On Tue, 13 Jan 2004, David Brownell wrote:

> Axel Waggershauser wrote:
> > On Tue, 2004-01-13 at 16:36, Alan Stern wrote:
> > 
> >>>I still have these printks in giveback() and found to my surprise that
> >>>this function gets called repeatedly for an other urb with a frequency
> >>>of about 4/sec. This starts about the same time the unplugging is
> >>>detected, that means shortly after I see the "uhci_hcd 0000:00:07.2:
> >>>shutdown urb" and keeps on endlessly. At that time there is no usb
> 
> "Endlessly"??  I'd expect to see one message for each URB queued
> to each endpoint on that device.  Anything else indicates a bug.
> Looping on one urb?  Aha!
> 
> With device state USB_STATE_NOTATTACHED, no new URBs may be queued;
> and the only state change allowed for the ones now queued is to be
> given back -- just once! -- through the completion function.

No, no!  The URB's Axel is seeing are not being sent to his device; they 
are root hub status queries.  Normally these don't show up very much 
because they only complete when a status change event occurs.  But if 
khubd is locked up then it can't clear the various "port changed" flags in 
the root hub driver, so the status query completes every time it is 
called -- and of course it is the same URB each time.

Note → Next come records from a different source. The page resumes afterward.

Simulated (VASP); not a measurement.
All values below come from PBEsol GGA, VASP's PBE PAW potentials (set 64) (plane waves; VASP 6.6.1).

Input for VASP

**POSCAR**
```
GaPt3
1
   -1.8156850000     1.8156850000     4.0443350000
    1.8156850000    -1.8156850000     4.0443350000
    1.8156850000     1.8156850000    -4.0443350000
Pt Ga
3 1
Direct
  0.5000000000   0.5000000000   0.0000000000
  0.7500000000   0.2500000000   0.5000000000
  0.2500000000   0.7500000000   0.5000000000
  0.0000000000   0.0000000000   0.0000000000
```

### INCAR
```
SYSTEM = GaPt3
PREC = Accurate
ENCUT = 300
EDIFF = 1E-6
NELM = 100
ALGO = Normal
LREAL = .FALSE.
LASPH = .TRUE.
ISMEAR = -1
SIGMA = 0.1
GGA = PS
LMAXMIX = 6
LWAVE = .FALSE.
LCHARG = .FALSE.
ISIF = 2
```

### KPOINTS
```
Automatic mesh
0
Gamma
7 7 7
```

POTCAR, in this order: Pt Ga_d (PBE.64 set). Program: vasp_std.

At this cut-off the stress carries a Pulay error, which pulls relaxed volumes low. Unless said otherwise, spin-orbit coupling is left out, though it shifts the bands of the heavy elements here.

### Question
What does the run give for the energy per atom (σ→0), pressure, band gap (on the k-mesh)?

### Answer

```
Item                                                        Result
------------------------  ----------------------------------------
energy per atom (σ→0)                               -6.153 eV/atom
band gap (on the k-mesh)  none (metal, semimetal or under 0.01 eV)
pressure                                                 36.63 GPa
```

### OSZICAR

> >>>device attached to the machine. Maybe this behavior is part of the
> >>>problem or a hint where to search next?
> >>
> >>Maybe.  It indicates the the hub driver is stuck waiting for something;  
> >>most likely it's waiting for your driver to return from a call to its
> >>disconnect routine.
> > 
> > 
> > That fits quite well with what I see. I switched back to my synchronous
> > unlinking and now the these giveback() calls end as soon as disconnect()
> > returns.
> 
> Which is completely bizarre.  If all you changed was whether or
> not you used URB_UNLINK_ASYNC, and you kept _correct_ logic to
> wait for all of your urb completions (including cancelations),
> all that would do is add a duplicate synchronization point.
> Which by definition is not necessary.  One can hope this is all
> from just one bug, not a complex of them.

While it's not clear what the source of the bug(s) may be, Axel said that 
following the change his driver now returns from its disconnect() 
callback.  That unblocks the khubd driver, which allows it to process the 
port change events, and so the event notifications stop.